UCLA Intergroup Relations Program holds dinner dialogue on feminism
(Hannah Burnett/Daily Bruin)
By Jacob Preal
Nov. 17, 2016 5:23 p.m.
Students discussed feminist issues and considered their visions for gender equality at student-run event on the Hill on Wednesday.
The Intergroup Relations Program hosted a dinner dialogue about what they call white feminism. About 20 students attended the event held at Bruin Plate.
Intergroup Relations, a program under the Bruin Resource Center, hosts events and workshops on campus, such as First Friday dialogues and dinner dialogues. At these events, students can talk about topics they might be uncomfortable with, said Celia Cody-Carrese, an intern with Intergroup Relations and third-year geography and enviornmental studies student.
Cody-Carrese said the organizers chose white feminism as the topic of Wednesday’s event because they think feminism has traditional ties with white supremacies. The organizers wanted to give students the opportunity to discuss the topic and break the stigma.
Intergroup Relations leaders discussed how celebrities approach feminism. Some asked the group what the difference was between the empowerment messages in Taylor Swift’s vs. Beyonce’s music.
Some students said they thought Swift’s music does not have the same impact as Beyonce’s because of her privilege, even if her music has messages of empowerment. Conversation later spread into European patriarchy as an instrument of subjugation during the colonial era in world history.

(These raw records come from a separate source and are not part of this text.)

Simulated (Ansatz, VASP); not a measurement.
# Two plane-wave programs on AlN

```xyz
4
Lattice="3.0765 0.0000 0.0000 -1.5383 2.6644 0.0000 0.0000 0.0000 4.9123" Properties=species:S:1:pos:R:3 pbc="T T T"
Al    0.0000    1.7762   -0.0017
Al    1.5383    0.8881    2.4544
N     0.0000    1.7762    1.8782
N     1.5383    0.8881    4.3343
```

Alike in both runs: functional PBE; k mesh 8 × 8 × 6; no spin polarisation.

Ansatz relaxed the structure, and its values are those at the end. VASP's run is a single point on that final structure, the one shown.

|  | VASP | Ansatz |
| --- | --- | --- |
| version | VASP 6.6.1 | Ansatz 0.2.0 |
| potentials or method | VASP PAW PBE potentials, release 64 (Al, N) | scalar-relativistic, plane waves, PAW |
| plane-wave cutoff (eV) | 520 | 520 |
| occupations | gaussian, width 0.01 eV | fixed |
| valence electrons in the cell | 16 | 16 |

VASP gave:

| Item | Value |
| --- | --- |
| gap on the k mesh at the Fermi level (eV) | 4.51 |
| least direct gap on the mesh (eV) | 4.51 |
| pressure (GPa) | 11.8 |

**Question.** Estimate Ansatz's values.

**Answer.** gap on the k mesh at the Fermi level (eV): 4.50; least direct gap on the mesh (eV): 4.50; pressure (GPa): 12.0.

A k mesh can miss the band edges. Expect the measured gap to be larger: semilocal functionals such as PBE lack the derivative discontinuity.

Cody-Carrese said she thinks the word “feminism” is usually applied to white women. Historically, feminist leaders considered the black woman’s plight to be a seperate race issue, rather than a feminist one, she added.
Singh said Elizabeth Cady Stanton, a famous white feminist leader, would require black feminists to march behind white feminists. The group elaborated that each person should approach feminism and other movements individualistically, but that there needed to be room for understanding and accepting each other’s unique circumstances.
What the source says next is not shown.